He said it in March, just as generations of baseball men before him did.

Pitching and defense win games in October, Red Sox manager Grady Little said. Pitching and defense win championships.

Nearly seven months later, Little will lead baseball's most fearsome offensive machine against the Oakland A's -- a team that leads the American League in pitching, is Boston's superior in defense, but is among the bottom-feeders offensively -- in the first round of the American League playoffs.

The A's are qualifying for the postseason for the fourth successive season, but have been bounced in the first round in each of the last three years, twice by the Yankees and last season by the Minnesota Twins. Those failures all came under Art Howe; this will be the first crack for Ken Macha, who managed Nomar Garciaparra and Trot Nixon in the minors.

The Sox are back in the postseason for the first time since being eliminated by the Yankees in the 1999 ALCS, but have not fared well against the A's in their last two postseason encounters, getting swept in 1988 and 1990.

Some A's, such as third baseman Eric Chavez, said Oakland would prefer to face the Sox than the Twins, who will play the Yankees in the other division series. (The Twins have their own demons to overcome against the Bombers; they were 0-7 against New York this season, 0-6 last season, and haven't beaten the Yanks since May 10, 2001.)

"We get smoked in Minnesota," Chavez told reporters this week. "This team is not equipped to play in that place. They get so many Astroturf hits and we don't because we're not that fast and we don't hit and run. We'd like to stay away from that place. They have a big advantage there."
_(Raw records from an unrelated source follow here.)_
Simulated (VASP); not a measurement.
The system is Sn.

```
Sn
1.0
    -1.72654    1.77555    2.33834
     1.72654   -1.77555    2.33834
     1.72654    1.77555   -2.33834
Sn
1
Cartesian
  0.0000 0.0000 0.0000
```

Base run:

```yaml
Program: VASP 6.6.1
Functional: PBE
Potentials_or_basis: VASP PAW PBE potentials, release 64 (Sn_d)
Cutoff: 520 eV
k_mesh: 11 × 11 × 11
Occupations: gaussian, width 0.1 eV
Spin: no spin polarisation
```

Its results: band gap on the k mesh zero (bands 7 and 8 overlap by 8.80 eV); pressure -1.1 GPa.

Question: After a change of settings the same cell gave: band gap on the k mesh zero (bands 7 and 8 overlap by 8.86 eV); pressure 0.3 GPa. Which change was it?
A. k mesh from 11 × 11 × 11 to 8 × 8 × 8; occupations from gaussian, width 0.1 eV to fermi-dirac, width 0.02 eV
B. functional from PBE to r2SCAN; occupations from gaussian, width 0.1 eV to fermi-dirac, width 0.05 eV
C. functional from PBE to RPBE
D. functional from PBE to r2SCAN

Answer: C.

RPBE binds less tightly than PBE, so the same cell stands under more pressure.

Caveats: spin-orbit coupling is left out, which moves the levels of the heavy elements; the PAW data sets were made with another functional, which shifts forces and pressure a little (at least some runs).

The A's and Sox met seven times this season, the games all coming in a span of 11 days in August. The A's won four, winning the first two in Oakland, including a two-hit, 93-pitch, 2-0 shutout by Tim Hudson, who outdueled Pedro Martinez in a preview of their Game 1 matchup Wednesday.

Hudson finished 16-7, winning nine of his last 12 decisions. His ERA is 2.70, second in the league to Martinez. Unlike last season, when he had a sore hip muscle, he enters the playoffs healthy. "I'm getting back to my old self," Hudson said after holding the Rangers to one earned run in seven innings Wednesday.

Hudson will have six days' rest before he works Game 1, which gives him sufficient rest in the event he comes back on three days' rest for Game 4. The A's went with a four-man rotation in 2000 and 2001 against the Yankees and lost both times; they went the three-man route last season, and Hudson was ineffective in Game 4.

Macha has not made a decision on how he will approach this series; he will be without lefty Mark Mulder, who will miss the postseason because of a stress fracture in his leg. Lefthander Barry Zito, who won last season's AL Cy Young Award by receiving six more first-place votes than Martinez -- who was a combative loser -- was a .500 pitcher this season, 6-6 with a 3.12 ERA after the All-Star break. But Zito, who will draw the Game 2 assignment, has shown much better command than earlier in the season.

The Game 3 starter will be another lefty, Ted Lilly, who was 7-2, 3.00 ERA, after the break and has won his last five decisions, though the Sox cuffed him around in two starts, rapping him for 13 hits and seven earned runs in 9 1/3 innings.

If the A's elect to use a fourth starter, it will be the Canadian rookie, righthander Rich Harden, who was bombed in a 14-5 loss at Fenway Park Aug. 21, giving up a three-run home run to David Ortiz in the first inning.

The A's have the best home record in baseball, winning a club-record 57 games while losing just 24. The Sox were second, finishing 53-28.

But after losing the first two games of a four-game set at Oakland, the Sox salvaged a split by routing Mulder, then stunning the A's, 4-2, in 10 innings when Manny Ramirez hit a tying home run off A's closer Keith Foulke in the ninth inning. Foulke is the closest thing the A's have to an MVP candidate; that was the only save opportunity he blew in 20 chances after the break (he had a 1.27 ERA in the second half). Setup men Chad Bradford (0.92 ERA since the break) and Ricardo Rincon (2.01) give the A's more dependable relief than the Sox.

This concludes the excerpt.